Masking is another technique for striking unhealthy vibes out of the mix. In audio science, “masking” is what happens when one frequency is hidden in or under another one. It’s not simply that one sound is louder than another; though volume is an important variable, it is dependent on the relationship between the frequencies of the masking and masked sounds. (The greater the difference in frequency, the louder the masking sound must be.) When one sound is masked by another, that first sound is still happening, its frequency is still resonating and affecting your ear–you just can’t perceive its effects. In a new materialist framework, oppressive institutions mask the vibrancy of minority populations. It’s not that they’re prevented from acting, per se–they may be “immobile,” but they can still spin their wheels in a one-step-forward-two-steps-back dance. Everything, after all, is an actant. However, material-historical situations (in the strict Beauvoiran sense) are organized so that some actants make more of a difference than others.

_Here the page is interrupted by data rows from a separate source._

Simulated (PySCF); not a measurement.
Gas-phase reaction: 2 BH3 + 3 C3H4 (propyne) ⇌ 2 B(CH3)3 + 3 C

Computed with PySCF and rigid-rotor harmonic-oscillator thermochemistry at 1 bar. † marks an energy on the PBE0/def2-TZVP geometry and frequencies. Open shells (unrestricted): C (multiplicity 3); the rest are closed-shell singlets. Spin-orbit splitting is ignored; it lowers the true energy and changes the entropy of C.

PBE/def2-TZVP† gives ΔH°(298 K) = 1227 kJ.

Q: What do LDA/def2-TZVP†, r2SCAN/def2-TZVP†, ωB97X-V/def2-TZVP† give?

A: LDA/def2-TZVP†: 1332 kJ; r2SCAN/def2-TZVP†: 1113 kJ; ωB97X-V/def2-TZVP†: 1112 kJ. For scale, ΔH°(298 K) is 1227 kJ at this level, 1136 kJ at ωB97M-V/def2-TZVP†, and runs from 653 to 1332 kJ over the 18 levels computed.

According to Beauvoir, oppression is the systemic and institutionalized inability to make a difference. Oppressed people do stuff all the time, but the material-historical situation is such that these doings don’t have a legible impact on the world. She writes:

It is this interdependence which explains why oppression is possible and why it is hateful. As we have seen, my freedom, in order to fulfill itself, requires that it emerge into an open future: it is other men who open the future to me, it is they who, setting up the world of tomorrow, define my future; but if, instead of allowing me to participate in this constructive movement, they oblige me to consume my transcendence in vain…they are cutting me off from the future, they are changing me into a thing…Oppression divides the world into two clans: those who enlighten mankind by thrusting it ahead of itself and those who are condemned to mark time hopelessly in order to support the collectivity” (EA 82-3).

Oppression happens when the arrangement of “other men” is such that my action is “consumed in vain,” when the world is organized in ways that undercut the impact I can and do have on it and on others. For example, women have always practiced creative arts, but for most of history (and arguably even still today) creative genres that were predominantly by and/or for women–needlepoint, chick lit, etc.–have been seen as something other than “real” or “fine” art (see Parker & Pollock’s “Old Mistresses” for an early version of this argument). Women’s work doesn’t really “count” as such–the situation of patriarchy prohibits them from positive development, so to speak. Or, patriarchal concepts of art and genius, and normatively masculine art institutions masks women’s activity, preventing us from perceiving its impact and effects.

Immobilization and masking work both separately and in concert to produce specific populations as “exception.” Due to centuries of white supremacist capitalist cis/heteropatriarchy, the world is already organized to immobilize and mask blackness, femininity, trans/queerness, disability, etc. Ontologies like Grosz’s and Bennett’s that focus exclusively on vitality and vibrancy actively obscure immobilized, masked phenomena. They prevent us from perceiving, analyzing, and addressing the politics of exception. Just as new materialists use the concept of sound to mask sound waves and audio phenomena under a sexy metaphor, their ontological project masks both the processes and fact of feminization and other forms of MRWaSP minoritization. Bennett’s question “how would political responses to public problems change were we to take seriously the vitality of (nonhuman) bodies?” (Bennett vii) doesn’t revolutionize politics so much as naturalize MRWaSP’s immobilization and masking of already-oppressed populations. Their becoming-music avoids actual sounds, just as their becoming-woman avoids actual feminist intervention in patriarchy.